Golden Copy: Farewell From The Data Desk
On leaving as editor of Inside Reference Data, Michael Shashoua reflects on the most incisive elements in five years of commentaries
Changes are coming both for me and for Inside Reference Data, as our November print edition will be our last before this title and Inside Market Data are merged into a bigger monthly magazine (IMD and IRD will retain their present form for online news and other content). As it happens, I'm departing my role and Incisive Media for another opportunity.
Over the years, the perspective I took in these columns is that there are inevitably going to be many imperfections in financial data management operations, but at the same time there are exciting ways of thinking about how to correct issues or innovate and think differently about data concepts.
I've found, in the past five years editing Inside Reference Data, that covering data concerns as a journalist also reveals one's own imperfections, in understanding and portraying what matters to readers, but hopefully developed my ability to provoke thought about the management issues this part of the financial services industry has. So please indulge me one last time as I look back at the sweep of developments I've covered and tried to provide insights about, for a few parting thoughts.
Following The LEI's Evolution
Implementation of the legal entity identifier (LEI), put into motion after the 2008 financial crisis to avoid future inability to track holdings with counterparties should those firms fail, has had many twists and turns over the past five years. It still has a few years to go to reach the goal set by the body that now administers it, the Global Legal Entity Identifier Foundation (GLEIF).
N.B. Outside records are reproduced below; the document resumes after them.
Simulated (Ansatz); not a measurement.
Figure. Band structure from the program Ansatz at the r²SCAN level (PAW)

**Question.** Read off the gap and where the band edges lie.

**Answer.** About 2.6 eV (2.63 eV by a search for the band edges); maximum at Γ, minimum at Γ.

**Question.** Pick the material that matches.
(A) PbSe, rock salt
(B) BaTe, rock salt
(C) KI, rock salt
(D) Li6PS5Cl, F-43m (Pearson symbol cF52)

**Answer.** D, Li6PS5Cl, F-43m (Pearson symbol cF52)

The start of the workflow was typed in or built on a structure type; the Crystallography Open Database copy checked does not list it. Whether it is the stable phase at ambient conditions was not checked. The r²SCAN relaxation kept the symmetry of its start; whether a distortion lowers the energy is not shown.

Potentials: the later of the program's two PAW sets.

GLEIF did not exist yet when I began this role, and in my very first online column as editor, "LEI and the Profit Motive," I suggested that a non-profit organization might not be the most effective way to implement the LEI. GLEIF has proven that wrong, but not completely, because it does lean on assigning responsibility to for-profit providers in specific individual markets. So perhaps that column was at least half right.
Along the way, the LEI picked up steam as European regulations such as the Markets in Financial Instruments Directive (MiFID) II, the European Market Infrastructure Regulation (EMIR) and Basel III required firms to better track their transactions and holdings. Those rules presage a complication now apparent in LEI implementation—reconciling differences being allowed by local operating systems, as discussed in a 2013 column, "It's Not Easy Being Extraterritorial." It could also be debated whether the entrenched interests of local for-profit service providers make such reconciliation and standardization more difficult.
Once LEI issuance actually began, the concerns shifted to the quality and accuracy of LEI data, and standardization is being seen as a key element to improve those traits. By early 2015, quality was just starting to appear on the radar of LEI concerns, as noted in "The LEI's Next Frontier." DTCC and Swift had by then formed the Global Markets Entity Identifier (GMEI) utility, which is the registrar of record in many jurisdictions, and their executives have been cognizant of the importance of LEI data quality.
By this year, the issue of LEIs that had already lapsed became more apparent, as noted in "Identification and Verification." GLEIF has now jumped on the problem of keeping LEIs current, launching a verification effort this July, as noted in the column. It could also be debated whether this was soon enough, but with only about a quarter of GLEIF's eventual goal of 2 million LEI registrations complete, the verification and weeding out of lapsed LEIs could have come along much later in the process. GLEIF has demonstrated aptitude and credibility as it heads into the latter phases of instituting LEIs. Although many more still need to be registered, the identifier is well on its way.
Final Provoking Thoughts
Often, my columns have reflected on ideas about data management and governance put forward by knowledgeable industry professionals—how to incentivize the changes they may advocate, what might help gain support for their ideas and whether a method or service can derive value by better managing reference data.
The most exciting takes, however, have been the opportunities to show how artificial intelligence (AI), technology advances, management theories—and even pop culture portrayals of such business and technology topics—can be relevant for improving on how data is managed. Such explorations can be instructive and useful for financial data management executives in the years ahead.
The way the brain processes signals is a lot like how data systems process information. Understanding that similarity can serve as a foundation for innovative ways to perceive information, including financial data, as explored in two columns from this year and 2014 highlighting these insights from popular science author David Eagleman.
To take the relationship between intelligence and data a step further, artificial intelligence has been finding its way into data management discussions for years now. In the movies "Her," "Ex Machina" and "Chappie," mentioned in these columns from 2015 and 2014, unexpected developments occur when an artificial intelligence acts on volumes of data that are exponentially greater than what one single human being can process or fathom.
In those pieces, I argued that the industry would be challenged by reducing the cost of artificial intelligence resources enough to make it viable for smaller firms and users, although there already were providers out there making AI more accessible. Before leaping headfirst into AI however, the data governance and management procedures one has in place need to be equally insightful, but also steady and well organized. As described in a June 2016 column inspired by the TV show "Silicon Valley," the first step before any plans or any innovation should be consulting with the data managers and technology staff who "walk the walk" with data users.
Finally, if any of these insights proves to be as on target five years from now as my first thoughts on legal entity identifiers five years ago—or if any of our readers think back on them as useful food for thought in the years ahead—I would be pleased to know that the approach, at least, was the right one.